A grand jury returned a single-count indictment against Stillwell, charging that she and co-defendant Waugh, while aiding and abetting one another, knowingly and intentionally possessed with the intent to distribute 50 grams or more of methamphetamine, in violation of 18 U.S.C. § 2 and 21 U.S.C. § 841(a)(1). Stillwell, without entering into a formal plea agreement, pleaded guilty.

The United States Probation Office prepared a presentence investigation report (“PSI”) establishing Stillwell’s total adjusted offense level as 27 and her criminal history category as I under the Sentencing Guidelines, resulting in a Guidelines range of 70 to 87 months imprisonment. Because of Stillwell’s cooperation with prosecutors, the Government moved for a downward departure pursuant to U.S.S.G. § 5K1.1 and 18 U.S.C. § 3553(e). The Government noted that if the departure were granted, Stillwell’s Guidelines range would be 51 to 63 months.

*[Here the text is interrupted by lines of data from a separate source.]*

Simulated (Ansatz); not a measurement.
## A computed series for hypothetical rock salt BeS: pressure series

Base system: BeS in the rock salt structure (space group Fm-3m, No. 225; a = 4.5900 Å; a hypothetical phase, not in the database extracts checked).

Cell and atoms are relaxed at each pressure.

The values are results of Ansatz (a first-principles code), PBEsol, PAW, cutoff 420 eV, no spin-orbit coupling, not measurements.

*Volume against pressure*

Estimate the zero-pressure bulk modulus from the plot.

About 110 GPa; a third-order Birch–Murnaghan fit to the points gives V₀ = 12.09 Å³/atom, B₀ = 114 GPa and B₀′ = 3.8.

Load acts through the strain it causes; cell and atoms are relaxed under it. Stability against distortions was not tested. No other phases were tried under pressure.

During the sentencing hearing, the district court granted the downward departure and asked both Stillwell’s counsel and the Probation Office to explain whether and why a sentence of 51 months would be too long. Stillwell’s counsel asked the district court to “impose a sentence that’s *877 lengthy enough to put [Stillwell] in the residential drug treatment program.” She stated that it was her belief that “to qualify for the residential drug treatment program, it requires a sentence of 24 months.” After the probation officer opined that 51 months was “a fair sentence,” the court again asked Stillwell to explain why she should not “have to pay some penalty” for the “tremendous damage” she had caused to the lives of others. In response, Still-well’s counsel reiterated her contention that a sentence of “two years would give her residential drug treatment.” The court took a five-minute recess to consider the arguments.

After the recess, both the probation officer, and later, Stillwell’s counsel, informed the court that the Bureau of Prisons (“BOP”) could reduce Stillwell’s sentence by up to one year if she successfully completed its 500-hour residential drug treatment program. In response, the Government called Alabama Bureau of Investigation Agent Joe Herman to testify about Stillwell’s extensive involvement in the trafficking of methamphetamine between Montgomery and Atlanta. After Agent Herman’s testimony, Stillwell made a statement apologizing for her conduct. Stating that it had considered the “factors under § 3553,” the court announced a sentence of 51 months imprisonment. The court specifically recommended that Stillwell be incarcerated in a facility where intensive residential drug treatment was available, and the court noted that because Stillwell was likely to complete such a program, she would “end up serving somewhere around 36 to 39 months, and I think that’s a fair sentence.” Stillwell objected that the sentence was unreasonable because it was greater than necessary to achieve the purposes of § 3553(a). This appeal followed.

II. DISCUSSION

Under United, States v. Booker, 543 U.S. 220, 125 S.Ct. 738, 160 L.Ed.2d 621 (2005), we review a defendant’s ultimate sentence for reasonableness. United States v. Marcus Williams, 435 F.3d 1350, 1353 (11th Cir.2006). We first determine whether the district court correctly interpreted and applied the Guidelines, and whether the court calculated correctly the sentencing range prescribed therein. United States v. Talley, 431 F.3d 784, 786 (11th Cir. 2005) . We then determine whether the sentence is reasonable in light of the factors set forth in 18 U.S.C. § 3553(a). United States v. McVay, 447 F.3d 1348, 1353 (11th Cir.2006). This court’s “[Review for reasonableness is deferential,” and “the party who challenges the sentence bears the burden of establishing that the sentence is unreasonable in the light of both [the] record and the factors in section 3553(a).” Talley, 431 F.3d at 788. These factors include, inter alia, the history and characteristics of the defendant, the seriousness of the offense, the need to protect the public from further crimes of the defendant, and the Guidelines range. 18 U.S.C. § 3553(a).